And finally, clouds themselves drive it. maybe this little bit not obvious, but we think about,, one of the things is that, like I mentioned, is providing hosted versions of the open source projects. If there are open-source projects, there are popular ones, almost every cloud, sooner or later, will provide a service by the phase of that open-source projects. But it's another more sub, um you know there are other subtle things. One, they also provide their own stack on other clouds. And the idea here is that they want to incentivize developers to build on their own software, even if they say, I'm a Google, it's ok if you run in AWS, as long as you ran on top of you build your application on top of Google Anthos, which is, you can think about Google Analytics plus plus. Because as a Google, I believe that I am going to provide the best instantiation of Google Anthos, so sooner or later, you're going to come to Google And it will be much easier to come to Google, because your application already is going to come to work on Google, which brings us to the one, to the reason which is more subtle. It's in time. Some of the API is kind of comparative. And why is that? Because, for instance, Say I am Microsoft, And then I want to get a customer of AWS. In order to get the customer, of course, I can provide, I can say, you know good pricing and things like that, or whatever, But one of the barriers would be for that customer to realize these applications now to use as your services. So it's now it's an interest of how you're basically turning to the customer, Hey, if you are using this service on AWS, I have something quite similar. It doesn't require you to do this or that Just a small few changes, So that's kind of how they become a little bit more alike.

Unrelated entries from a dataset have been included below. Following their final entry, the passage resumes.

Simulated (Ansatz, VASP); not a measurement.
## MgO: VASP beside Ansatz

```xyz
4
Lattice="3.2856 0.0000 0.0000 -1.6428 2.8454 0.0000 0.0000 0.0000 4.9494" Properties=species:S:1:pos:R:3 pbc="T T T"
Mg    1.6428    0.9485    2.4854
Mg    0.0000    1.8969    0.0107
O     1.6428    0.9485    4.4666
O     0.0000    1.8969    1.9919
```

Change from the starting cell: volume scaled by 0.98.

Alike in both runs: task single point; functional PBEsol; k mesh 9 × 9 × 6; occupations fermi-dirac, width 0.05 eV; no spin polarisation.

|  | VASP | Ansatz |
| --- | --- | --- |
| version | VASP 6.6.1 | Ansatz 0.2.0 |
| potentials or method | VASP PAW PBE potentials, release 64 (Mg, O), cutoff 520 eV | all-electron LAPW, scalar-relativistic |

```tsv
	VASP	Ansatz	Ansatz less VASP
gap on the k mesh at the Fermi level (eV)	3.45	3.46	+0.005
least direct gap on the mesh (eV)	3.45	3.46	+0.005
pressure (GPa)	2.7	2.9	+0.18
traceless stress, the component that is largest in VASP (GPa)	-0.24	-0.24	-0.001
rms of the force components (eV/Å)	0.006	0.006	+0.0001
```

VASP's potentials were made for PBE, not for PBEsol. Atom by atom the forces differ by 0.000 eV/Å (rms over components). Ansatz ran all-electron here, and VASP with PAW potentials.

Also, Sky needs no help from their clouds. It can now start today with existing services. We don't need anything from the cloud. And also, it's a very important aspect, because another question we are asked very often, Well, but you are, you know maybe you can support best jobs, but what about these other jobs, like you know Microservices or whatever? And our answer to that is basically saying, Look, we do not try to support everything from day one. We just focus on some important and may be easy use cases for us, And we take it from there. If you are successful there, maybe you are going to expand that. If we are not successful, at least, we fail fast.
And by the way, we are already building. I am going to say a little bit more about it and what we are building, We are, a prototype of intercloud broker, We are calling it MSC, Oh, not not MSC, sorry, SkyML. And basically we are targeting on training and hyperparameter tuning. And the users are our own AI students, which are using, which have credits from multiple clouds.
And finally, once started, we think that we are going to develop this kind of a Virtuous Cycle, Flywheel, Because you know like in the following sense, you starts with original compatibility set, then you are going to start build your early services. By definition, many of these services and applications are going to be part of the compatibility set, because they are going to run on Sky so they can run on multiple clouds. And now, if these services are, you know, so again, by becoming part of the of the compatibility set, compatibility set is going to grow. But also, if these are important workloads, more clouds will provide the interfaces so they can compete for these workloads, which now is a bigger compatibility set, you have more, you are easier to write more sophisticated services and so on, ok?
Now, let me very clear about what Sky is not, alright?
So first of all, Sky doesn't try to define a uniform standard API for all clouds. It's just too hard. and it's unclear whether it is even feasible. The Cloud API is probably ten times at least larger than the operating system APIs. For operating systems, people try to have a layer, like in the UNIX industry, you know And they failed. There is some other success for this is the subset of the UNIX API, but not really huge success. Clouds also are not, at least some of them, the leading clouds are not incentivized to support a uniform standard for fear of commoditization, And it would require a huge and lengthy standardization effort, which frankly, as academic institution probably don't have resources and the time to do it.
Also, Sky doesn't try to impose standards, even standards for some services. So the way to think about, about the service in many cases, there are exceptions. there are always exceptions. But you can think about the API as a code So basically you don't say, I want to use Spark API and so forth. You just say, I want to use Spark 3.2, Kubernetes 1.8. So it's very similar the way to think about these services, like libraries in today’s programming languages.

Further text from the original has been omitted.